Part One was interesting for all the details of zoo animals provided, but it confused me: is this a novel or is it a non-fiction account of the lives of zoo animals? I don’t know that this section needed to be in the book, especially because looking back there’s no evidence that any of the “information” provided is even true. Did Martel interview zookeepers? Or did he just make it all up? Is “[g]etting animals used to the presence of humans…at the heart of the art and science of zookeeping (p. 39)”? It makes sense to me that it would be. I feel like Yann Martel is sort of an unreliable writer, more than Pi being an unreliable narrator, which I thought initially. Perhaps that is just the nature of post-postmodern literature. You can’t quite believe anything you read and need to infer meaning with thought and blogging. This book is sort of circular, like the logic in The Matrix movies. The more you think, the more confused you get.
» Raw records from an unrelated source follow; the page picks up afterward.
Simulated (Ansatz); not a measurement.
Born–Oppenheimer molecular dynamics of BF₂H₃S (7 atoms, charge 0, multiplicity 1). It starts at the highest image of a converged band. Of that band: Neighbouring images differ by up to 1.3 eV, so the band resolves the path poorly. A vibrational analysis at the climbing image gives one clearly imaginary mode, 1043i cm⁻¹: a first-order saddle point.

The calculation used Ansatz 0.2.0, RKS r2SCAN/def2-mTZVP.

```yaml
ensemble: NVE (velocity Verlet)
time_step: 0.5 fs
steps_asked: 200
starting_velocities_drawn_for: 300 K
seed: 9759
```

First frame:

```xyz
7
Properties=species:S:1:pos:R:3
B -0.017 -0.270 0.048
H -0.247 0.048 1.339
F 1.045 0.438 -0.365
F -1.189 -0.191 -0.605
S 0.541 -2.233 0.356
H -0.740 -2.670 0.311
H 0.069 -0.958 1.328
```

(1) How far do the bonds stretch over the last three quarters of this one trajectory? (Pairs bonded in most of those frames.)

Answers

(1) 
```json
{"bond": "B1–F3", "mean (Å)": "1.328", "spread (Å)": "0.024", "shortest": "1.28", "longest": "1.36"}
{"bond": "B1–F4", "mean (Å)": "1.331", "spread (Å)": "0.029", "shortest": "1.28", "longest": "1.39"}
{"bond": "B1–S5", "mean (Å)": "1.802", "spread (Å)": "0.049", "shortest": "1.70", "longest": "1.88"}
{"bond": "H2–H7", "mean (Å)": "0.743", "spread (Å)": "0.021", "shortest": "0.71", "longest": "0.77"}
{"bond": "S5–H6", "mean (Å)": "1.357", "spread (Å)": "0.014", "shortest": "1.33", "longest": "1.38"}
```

The family decides to leave India in 1976, when there was apparently quite a bit of political upheaval in India. I just don’t feel like looking that up on Wikipedia right now. So they sell off what animals they can and plan to move to Canada. In the midst of their journey on a Japanese freighter something happens to the ship. What happens is never made clear, as our narrator is not omniscient and was merely a passenger. A passenger who is unceremoniously tossed overboard by crewmembers when the ship begins to sink. Pi relates, “One of the men interrupted me by thrusting a life jacket into my arms and shouting something in Chinese. I noticed an orange whistle dangling from the life jacket. The men were nodding vigorously at me. When they took hold of me and lifted me in their strong arms, I thought nothing of it. I thought they were helping me. I was so full of trust in them that I felt grateful as they carried me in the air. Only when they threw me overboard did I begin to have doubts (p. 105).” Fortunately he lands on a lifeboat. Somehow several of the zoo animals on board also end up in the lifeboat, which is strange. Things continue to get stranger, though, and I found myself wondering how much of this is the unhinged mind of someone suffering from dehydration, starvation, and constipation (much is made of defecation in this book, so I thought I should mention it). Pi ends up floating in the Pacific Ocean for 772 days with Richard Parker, the Bengal tiger. The other animals that start out on the lifeboat with them are killed: the hyena kills the zebra and the Orang-utan and the tiger kills the hyena.
I found the sections detailing “life” on the lifeboat truly fascinating; it also made me crave sushi. And the training of Richard Parker was pretty cool, too. Pi is a resourceful young man. I know they say that necessity is the parent of invention, but I don’t know that I would have survived so long. I would have kept trying to pet Richard Parker and he would have bit my arm off.
The two incidents that made minimal sense to me were when Pi “went blind” and met another castaway floating in the ocean who Richard Parker quickly dispenses with. The other part that disturbed me and made me wonder what the hell was going on out there in the ocean, or in Martel’s crazy-ass brain, was the incident with the algae island. There is an island that Pi and Richard Parker come across that seems like a paradise. A paradise with meerkats. Now, I love meerkats as much as the next person. At the San Diego Zoo this summer I took many pictures of them. But I can’t wrap my head around why they turned up here. And why, oh why, is there a carnivorous island in the middle of the ocean? And why does the island not eat the meerkats? WHAT DOES IT ALL MEAN?? I wonder if the carnivorous island is some sort of metaphor for organized religion and the meerkats are the followers of religion?
That this story has a happy ending is amazing to me. But it does. Pi survives, and goes to college, and gets married and has a family. He seems happy and generally sane. The question I have is this: which version of his story is true? The one with the animals or without? Does it matter? I read an interview with Yann Martel from right after he won the Man Booker in 2002, and he said that it’s up to the reader to decide which story to believe. I’m trying to make peace with that explanation. This is not an easy book, though it seems like it would be on the surface. It’s a story of a boy and a tiger and a lifeboat. But it’s so much more. I could keep thinking and typing and rereading parts of the book for many more pages, but I think that I need to move on to something simpler. Like Madame Bovary.